The Book of Vice Cover

The Book of Vice

by Peter Sagal

Hardcover, 272 pages

List Price: $24.95

Chapter One

Swinging or Dinner Parties Gone Horribly Wrong

It is a truth universally acknowledged that when a couple at a swingers club announce that they are there merely to observe, and not actually to swing, everybody loses interest in that couple pretty quickly.

"Research?" said one young woman, her enthusiasm for further conversation with Beth and me shrinking and disappearing like that little point of light on old vacuum-tube TVs. "Research?"

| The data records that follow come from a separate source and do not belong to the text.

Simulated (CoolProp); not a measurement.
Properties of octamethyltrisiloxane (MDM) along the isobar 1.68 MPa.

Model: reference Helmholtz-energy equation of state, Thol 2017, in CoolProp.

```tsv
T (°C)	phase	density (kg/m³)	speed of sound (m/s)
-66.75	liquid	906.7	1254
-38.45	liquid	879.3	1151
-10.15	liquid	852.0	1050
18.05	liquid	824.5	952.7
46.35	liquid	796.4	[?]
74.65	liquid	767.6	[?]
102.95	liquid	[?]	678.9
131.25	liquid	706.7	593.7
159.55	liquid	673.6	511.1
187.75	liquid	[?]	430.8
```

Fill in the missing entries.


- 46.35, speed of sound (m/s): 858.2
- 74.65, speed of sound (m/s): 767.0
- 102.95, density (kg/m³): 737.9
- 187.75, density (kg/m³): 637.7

Well, uh, yeah. Beth and I had been assured by Ross and Rachel, owners of the Swingers' Shack, a private, invitation-only club for participants in what is called the Lifestyle, that it would be just fine if we wanted only to observe, to talk to people. "No pressure," we were told. "It's actually much better than a bar," said Ross, because at a bar, you know, there was anxiety, there were expectations you didn't necessarily want to meet. Here, everything was cool, laid-back ... we, the merely curious, could happily interface with the avidly active. Except the real difference between the Swingers' Shack and a bar is that at a bar somebody you meet might have come just for a drink or to watch a game on TV. Here, you had to bring your own liquor, on which you wrote your name with a Sharpie, and the only TV in the place was showing hard-core porn, adding a sometimes discomfiting bass note of grunts and moans to the peas-and-carrots babble going on around us. No: with apologies to Ross's nice spread of Hershey kisses and a $29.95 chocolate fountain, the only reason people came to the Swingers' Shack was to get it on.

Except for us, which we made clear as soon as we had to, which was pretty early in any conversation. And then our interlocutor's eyes would go vacant, and soon he or she would wander off to talk to somebody else. Or, once, a man indicated his boredom with us by idly reaching out and palpating his wife's breast.

I don't blame them: this April night was the last party at the Swingers' Shack, maybe for the summer, maybe for the year, maybe forever. There was no time to waste with people like me. But still: in a lifetime in which I've been to all kinds of sexual marketplaces-bars, parties-this was the first time that I was going to get ignored because I wouldn't put out.

I had contacted Ross through his website, asking for permission to come interview him, his friends, and his "guests" because of all the varieties of deviant behavior, the Lifestyle seemed the most wholesome. In it, we are told, consenting adult couples ... well, consent. The events at the Shack, like at almost every other club within the swinging community, are for the most part couples only, for various obvious and subtle reasons. And these couples have agreed that each partner can have sex with other people, within whatever confines they've set for themselves, and in each other's presence. It offers all the pleasure, security, safety, trust, and stability of monogamy, without the monogamy.

In fact, it sounded perfect, a model of what most men, and many women, would want from their sex lives-not for nothing was Plato's Retreat, the swingers club of the seventies, named after the inventor of the Eternal Ideal. And of course, to my mind, it was utterly impossible. How could stable, happy marriages survive adultery as a hobby?

We are told, via their occasional interviews in the press, that swingers or Lifestylers or whatever are no different from you and me ... they meet up to socialize, talk, drink, and dance with their good friends, old and new. And then they have sex with them. Which makes me stop, and consider the various good friends my wife and I have, and then consider how it would be if one of our suburban dinner parties ended with us removing our clothes and performing sexual acts, and I have to put my head between my knees and take deep breaths.

Ross told me straight up that he had been the recipient of some bad press, and was a little nervous about opening his club to a writer. We agreed, eventually, that I would first come and interview him and Rachel at the club, which was also their home, and then, if everyone felt good about it, my wife and I (Couples Only!) would attend one of their parties.

I asked him via e-mail: "And it's all right if we're there merely to observe, and not to participate?"

"Absolutely," he replied. "We encourage that. Nobody has to do anything they don't want to. No pressure at all. Although I looked up your picture online. I don't think you've got anything to worry about."